Artist's impression of the quiet room equipped for the mission. Courtesy of Jeff Hester.


Following comes from the KickSat project:

The signals will be in the 70 cm band (around 437 MHz) at about 10 dBm EIRP. All Sprites will be on the same frequency and will use orthogonal PRN spreading codes for both unique identification and signal processing gain.

To receive the signals, you'll need a yagi antenna, a rotator, an LNA, and a software defined radio (SDR) interface for your computer. We've been using the USRP from Ettus Research, but it's pretty expensive, so we're trying to make everything work with the (much cheaper) FUNCube dongle ( as well.

Some thoughts


Russ owns a USRP, does he have a daughter board that covers 437MHz?

Looks like the kicksat's don't have a battery so they are only going to transmit when they are in daylight. No point listening when it's nighttime here.

The signal from a kicksat will only be receivable if you have a clear view of the sky where it is. If there is a building in the way you won't receive it. At the hackspace there will be a much better chance of receiving a few beacons if the antenna is up on the roof of the business center instead of on the balcony with a much more restricted view of the sky. We don't offically have roof access.

I suspect the 10dBm EIRP figure is an optimistic best case. The kicksat's are going to tumble in space and the radiation will be mostly perpendicular to the wire antenna. The received signal is going to fade in and out as it tumbles, plus there may be polarisation loss. I'v put some numbers into a free space path loss calculator. I suspect that a 10dB gain yagi is about the minimum for a chance of receiving a few beacons if you get it pointed in just the right direction at the right moment. Thats a three foot long antenna. A bit more antenna gain would help a lot but a 15dB gain 70cms yagi is a fifteen foot long antenna and an engineering project to mount and motorise it so it can both be rotated and angled with computer controlled tracking.
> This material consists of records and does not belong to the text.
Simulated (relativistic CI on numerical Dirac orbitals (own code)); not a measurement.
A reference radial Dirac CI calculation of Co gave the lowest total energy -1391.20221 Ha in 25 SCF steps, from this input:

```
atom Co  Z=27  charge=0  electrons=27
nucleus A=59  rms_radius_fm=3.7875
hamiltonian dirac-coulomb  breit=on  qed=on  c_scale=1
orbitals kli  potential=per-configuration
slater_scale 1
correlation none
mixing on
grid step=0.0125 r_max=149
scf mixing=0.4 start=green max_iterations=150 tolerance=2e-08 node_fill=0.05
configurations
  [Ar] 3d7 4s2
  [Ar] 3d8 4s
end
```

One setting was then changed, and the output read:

Given the RF enviroment of the business center roof; a mobile phone base station right on top of the building plus various very strong UHF PMR signals from other London rooftops it may be worth borrowing a breeze block size 70cms bandpass filter, we know a tall person who has one. Software radio's are limited in their ability to cope with strong signals near a weak signal that you want to hear. There is a continuous trunked radio control channel on 440.0375 that is a huge signal on London rooftops. It's right on the edge of the ham band, the only way of keeping it out of a ham receiver is a cavity filter the size of a big propane cylinder. A high sensitivity receiver connected to the antenna with as short as possible a length of thick coax might work better than using an LNA, assuming that having it right next to the mobile phone base dosn't overload it anyway. The USRP might have to be in a big metal box with filtering on the power connections etc to work up on the roof. The primary purpose of a masthead LNA is to amplify the signal before some of it is lost in the antenna cable. Even thick expensive coax looses a few decibels at UHF over a sixty foot run. Probably worth borrowing an LNA anyway.

As for a control room, the whole point is for it to look impressive so it needs so it needs a load of screens showing diagrams of orbit's and flashy graphics. It needs an intercom or radio base station with moon-landing-style shrill roger bleep to talk to the guy up on the roof who is doing all the work waving a yagi on a broom handle about looking for the strongest signal. "Eagle's Nest, this is Hoxton Space Center, do you read me BLEEEEEP!!!" --AJP

Tom (Tweaker)

The aerial suggested to be used for the reception may be enhanced by using a cross-yagi. It's been used for AMSAT/OSCAR amateur radio communication as preferred option, canceling out most of the polarisation loss due to satellite rotation/tumbling. The complexity on the aerial will increase,but its a "passive" gain,where you will be able to get longer passages on each orbit, and also a steadier signal overall.